P63/mmc structure

[boris runakov]

Hello Everyone !
I am trying to construct Tb₂CuIn_{3  .}

The parameters that I have are : a = b= 4.7028 , c = 7.3790 .
Positions for Tb : 1(a) , x: 0 , y:0 , z: 0.250
Cu : 2(d) , x:0.333 , y : 0.667 , z:0.02960
In : 2(d) , x:0,333 , y: 0.667, z :0.4560

Can anyone tell me how I can visualize stis structure? What are the structure parameters for the atoms that I have to enter?
Thank you in advance

[Philip Howie]

Dear Boris,

Tb2CuIn3 is based on the CaIn2 structure, with Tb occupying the Ca sites and Cu and In disordered across the In sites.  In the space group P63/mmc, the positions x,y,z and x,y,(1/2-z) are equivalent.  Therefore, you'll see that the Cu and In positions you've listed are very nearly identical.

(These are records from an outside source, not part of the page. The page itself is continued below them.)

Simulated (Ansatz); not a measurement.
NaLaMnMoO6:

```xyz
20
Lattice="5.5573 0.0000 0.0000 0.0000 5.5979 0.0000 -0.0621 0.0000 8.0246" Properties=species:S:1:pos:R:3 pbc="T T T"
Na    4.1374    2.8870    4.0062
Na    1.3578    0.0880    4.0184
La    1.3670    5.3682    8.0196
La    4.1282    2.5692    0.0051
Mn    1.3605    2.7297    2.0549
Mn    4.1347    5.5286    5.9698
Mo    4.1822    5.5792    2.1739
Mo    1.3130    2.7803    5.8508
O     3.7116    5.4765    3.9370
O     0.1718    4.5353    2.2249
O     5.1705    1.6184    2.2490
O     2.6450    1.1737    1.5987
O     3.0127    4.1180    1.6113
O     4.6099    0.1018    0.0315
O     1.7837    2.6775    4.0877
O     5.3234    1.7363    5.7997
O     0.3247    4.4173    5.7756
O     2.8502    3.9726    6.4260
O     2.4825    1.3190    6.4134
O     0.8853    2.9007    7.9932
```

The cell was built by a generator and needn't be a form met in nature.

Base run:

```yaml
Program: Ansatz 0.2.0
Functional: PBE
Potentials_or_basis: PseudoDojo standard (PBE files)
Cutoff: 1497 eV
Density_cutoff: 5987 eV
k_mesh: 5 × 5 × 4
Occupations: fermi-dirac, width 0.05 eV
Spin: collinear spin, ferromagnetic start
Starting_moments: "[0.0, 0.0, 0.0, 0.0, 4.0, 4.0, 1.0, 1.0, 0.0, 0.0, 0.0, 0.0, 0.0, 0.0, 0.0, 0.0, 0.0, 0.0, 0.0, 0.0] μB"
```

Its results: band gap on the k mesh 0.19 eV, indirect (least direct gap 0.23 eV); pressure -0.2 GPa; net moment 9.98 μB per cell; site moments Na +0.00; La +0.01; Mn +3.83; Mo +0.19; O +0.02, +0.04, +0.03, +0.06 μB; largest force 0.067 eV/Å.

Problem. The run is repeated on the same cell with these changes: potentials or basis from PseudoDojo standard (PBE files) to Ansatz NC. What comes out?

Create a new structure and in the 'Unit Cell' tab, set its space group to 194 (i.e. P63/mmc) and the a and c lattice parameters to the values you have.  Next, go to the 'Structure Parameters' tab and create atoms at the required locations.  Set the site occupancy ('Occ.') to 0.25 for the Cu atom and 0.75 for the In atom.  The remaining atoms in the unit cell are automatically generated by the symmetry operations of the group P63/mmc.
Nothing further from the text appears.